Monday, 5 November 2012


Hong Kong is cracking down on real estate speculators. It has taken what it calls "extraordinary measures under exceptional circumstances” precipitated by a housing affordability crises.  The measures include a combination of taxes discouraging flips that extends now to 3 years.  There is also a  15 per cent tax payable on property bought by non-permanent residents.

The immediate effect was that the number of apartments sold on the secondary market in Hong Kong fell by almost 50% over a weekend.  
Meanwhile in Vancouver, developers and their drum majors,  the Mayor and Council, can look forward to an orgiastic future. The City will be swamped in cash otherwise destined for Hong Kong, from China’s kleptocracy.

The  extent of corruption in China was exposed  when a high speed bullet train crashed on July 23, 2011. The train, touted to be faster than France's TVG, was a cornerstone in China's great leap into a better environmental future. High speed trains could replace automobiles in the country where the Buick is the prestige car.  China had an investment of hundreds of billions of dollars in its recent transportation infrastructure upgrades. 

There were payoffs at every step. A  detailed report on the wreck acknowledged “serious design flaws,” a “neglect of safety management,” and problems in bidding and testing. China’s proud project was shown to be an "ecosystem of  corruption." The scale of plunder was an exhibition of official and private villainy that included the mal-functioning part that caused the train crash. 
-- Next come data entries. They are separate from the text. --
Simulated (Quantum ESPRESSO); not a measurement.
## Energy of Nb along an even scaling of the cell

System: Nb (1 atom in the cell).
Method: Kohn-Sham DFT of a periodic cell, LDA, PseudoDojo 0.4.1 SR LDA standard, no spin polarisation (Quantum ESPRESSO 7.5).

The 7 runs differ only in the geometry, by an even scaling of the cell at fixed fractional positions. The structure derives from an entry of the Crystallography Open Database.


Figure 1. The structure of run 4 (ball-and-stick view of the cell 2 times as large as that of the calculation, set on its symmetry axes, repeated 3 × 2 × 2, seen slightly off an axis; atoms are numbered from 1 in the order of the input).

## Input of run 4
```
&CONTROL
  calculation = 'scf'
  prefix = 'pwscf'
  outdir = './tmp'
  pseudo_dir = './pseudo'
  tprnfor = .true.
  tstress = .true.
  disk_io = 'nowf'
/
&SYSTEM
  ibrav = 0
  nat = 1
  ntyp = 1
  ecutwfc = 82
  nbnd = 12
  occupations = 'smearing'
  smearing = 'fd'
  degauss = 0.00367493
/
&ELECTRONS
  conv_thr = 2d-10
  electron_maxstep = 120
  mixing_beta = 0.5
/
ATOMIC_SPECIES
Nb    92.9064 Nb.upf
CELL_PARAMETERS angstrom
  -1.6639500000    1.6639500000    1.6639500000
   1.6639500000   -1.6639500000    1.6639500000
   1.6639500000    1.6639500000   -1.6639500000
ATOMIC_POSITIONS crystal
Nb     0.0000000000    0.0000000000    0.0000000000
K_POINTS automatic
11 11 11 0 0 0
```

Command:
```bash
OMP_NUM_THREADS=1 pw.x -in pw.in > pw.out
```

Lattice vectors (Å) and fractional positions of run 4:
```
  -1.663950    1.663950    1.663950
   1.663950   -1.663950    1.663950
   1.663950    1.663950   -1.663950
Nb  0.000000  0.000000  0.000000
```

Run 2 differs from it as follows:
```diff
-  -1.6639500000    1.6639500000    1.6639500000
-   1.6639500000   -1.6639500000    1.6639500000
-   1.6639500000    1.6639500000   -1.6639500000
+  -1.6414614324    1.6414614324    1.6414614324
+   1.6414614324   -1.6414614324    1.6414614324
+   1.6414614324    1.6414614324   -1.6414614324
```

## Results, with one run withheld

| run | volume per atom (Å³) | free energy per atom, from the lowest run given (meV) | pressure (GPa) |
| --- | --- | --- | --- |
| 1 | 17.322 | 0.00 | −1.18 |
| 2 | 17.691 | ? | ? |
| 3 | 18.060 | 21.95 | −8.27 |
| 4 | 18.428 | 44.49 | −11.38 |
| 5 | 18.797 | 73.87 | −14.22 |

According to Bloomberg News, the extended family of China’s incoming President, Xi Jinping, has tens of millions of dollars in real-estate and financial assets. Since 1990, eighteen thousand corrupt officials have fled the country, having stolen a hundred and twenty billion dollars. This was described as a sum large enough to buy Disney or Amazon.

In this context, Mayor Robertson used the platform while in China to express his opinion of democracy:

" can be critical of a lot of regimes around the world, and you can question how worthwhile democracy is in a lot of countries right now which are, frankly, ignoring the biggest crisis in the history of our species which is climate change. That's where you see the Chinese government taking radical dramatic action in investing in turning the ship around. And you do not see that in Western governments right now, democratically elected, and that's because they're afraid. And that's not serving the greater interests of society." []  fn 33

Anyone who has ever attended a zoning hearing can appreciate that Robertson's distaste for government of the people, by the people and for the people, was if nothing else, sincere. I do not recall any of his colleagues stepping back from it.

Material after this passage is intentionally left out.